The hugely popular audio-chat app Clubhouse has come under attack by pro-government figures in Egypt for facilitating “secret” conversations between dissidents.
Clubhouse, an invite-only app where users can listen to individuals discuss a range of topics, saw its exclusive user count mushroom in the first half of February, doubling from 3.5 million to 8.1 million.
The app, which was launched in March 2020, had gone undetected by China’s repressive authorities for some time.
Users in the Asian country had been attracted to the platform to discuss sensitive topics – such as Xinjiang and Hong Kong – until Beijing blocked it early this month.
A similar fate may now befall Egyptians. The state under President Abdel Fattah Al-Sisi is known to brutally crack down on dissident activity, with a 2018 law effectively criminalising criticism of the regime on the internet and social media.
Early signs of a witch hunt emerged when Ahmad Mousa, a talk-show host for a state-controlled Sada Elbalad TV, claimed to have hacked a “Muslim Brotherhood”-linked group active on Clubhouse.

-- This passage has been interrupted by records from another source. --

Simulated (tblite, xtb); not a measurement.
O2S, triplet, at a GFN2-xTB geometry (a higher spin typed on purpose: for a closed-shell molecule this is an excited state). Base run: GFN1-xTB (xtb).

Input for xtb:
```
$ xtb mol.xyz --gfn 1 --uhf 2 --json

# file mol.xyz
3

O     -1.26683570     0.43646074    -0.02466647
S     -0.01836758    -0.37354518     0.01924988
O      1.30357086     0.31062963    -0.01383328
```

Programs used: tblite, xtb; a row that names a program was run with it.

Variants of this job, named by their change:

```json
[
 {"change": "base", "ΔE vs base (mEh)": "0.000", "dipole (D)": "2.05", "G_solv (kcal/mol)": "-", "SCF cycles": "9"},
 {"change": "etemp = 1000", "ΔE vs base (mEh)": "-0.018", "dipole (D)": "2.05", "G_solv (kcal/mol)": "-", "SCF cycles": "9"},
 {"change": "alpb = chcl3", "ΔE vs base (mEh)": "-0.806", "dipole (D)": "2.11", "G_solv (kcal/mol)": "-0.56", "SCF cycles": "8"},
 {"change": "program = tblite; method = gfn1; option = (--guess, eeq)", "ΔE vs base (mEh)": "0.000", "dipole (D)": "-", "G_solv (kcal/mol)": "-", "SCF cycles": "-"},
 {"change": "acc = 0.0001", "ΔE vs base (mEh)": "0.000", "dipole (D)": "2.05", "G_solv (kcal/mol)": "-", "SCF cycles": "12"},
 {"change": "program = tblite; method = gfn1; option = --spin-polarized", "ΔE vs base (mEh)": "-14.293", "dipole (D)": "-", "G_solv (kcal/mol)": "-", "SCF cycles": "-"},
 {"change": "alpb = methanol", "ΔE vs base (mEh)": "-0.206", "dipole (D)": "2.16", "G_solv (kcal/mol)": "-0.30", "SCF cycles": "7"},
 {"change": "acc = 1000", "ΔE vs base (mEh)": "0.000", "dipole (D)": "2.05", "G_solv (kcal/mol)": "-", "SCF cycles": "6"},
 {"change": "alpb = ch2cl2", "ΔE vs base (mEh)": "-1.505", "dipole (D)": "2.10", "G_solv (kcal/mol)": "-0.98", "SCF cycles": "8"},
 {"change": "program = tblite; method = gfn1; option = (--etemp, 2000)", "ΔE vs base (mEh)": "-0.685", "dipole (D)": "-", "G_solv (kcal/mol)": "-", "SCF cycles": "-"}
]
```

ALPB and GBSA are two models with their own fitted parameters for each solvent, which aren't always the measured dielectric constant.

It is unclear how Mousa “broke into” the app, but this week reports emerged that an unidentified hacker was able to stream Clubhouse audio feeds from “multiple rooms” into their own third-party website.
Mousa claimed to have uncovered a “terrorist” network of users. He named Ahmed Abdel Basit, an Egyptian academic who faced the death penalty and sought asylum in the US, and Susan Gharib, who Mousa claimed was linked to the April 6 Youth movement, which played a key role in the 2011 Egyptian revolution.
The show host told viewers that he had recordings of their conversations and “plans”, which he did not air.
Ayah Abdul Rahman, a broadcaster with intelligence agency-linked Extra News, also stoked fears among her viewers, saying that Clubhouse was “more than an app”.
“The truth is that it hosts the extreme, provocative views of the Satanic group,” she added, referring to the Muslim Brotherhood.
The Muslim Brotherhood briefly held power after winning the first free elections in Egypt before being ousted in a coup led by then defence minister, now president, Abdel Fattah Al-Sisi.
His Egyptian regime has blamed many of the country’s problems on the Islamist group from increases food prices, drain blockages, to the defeat of the national football team.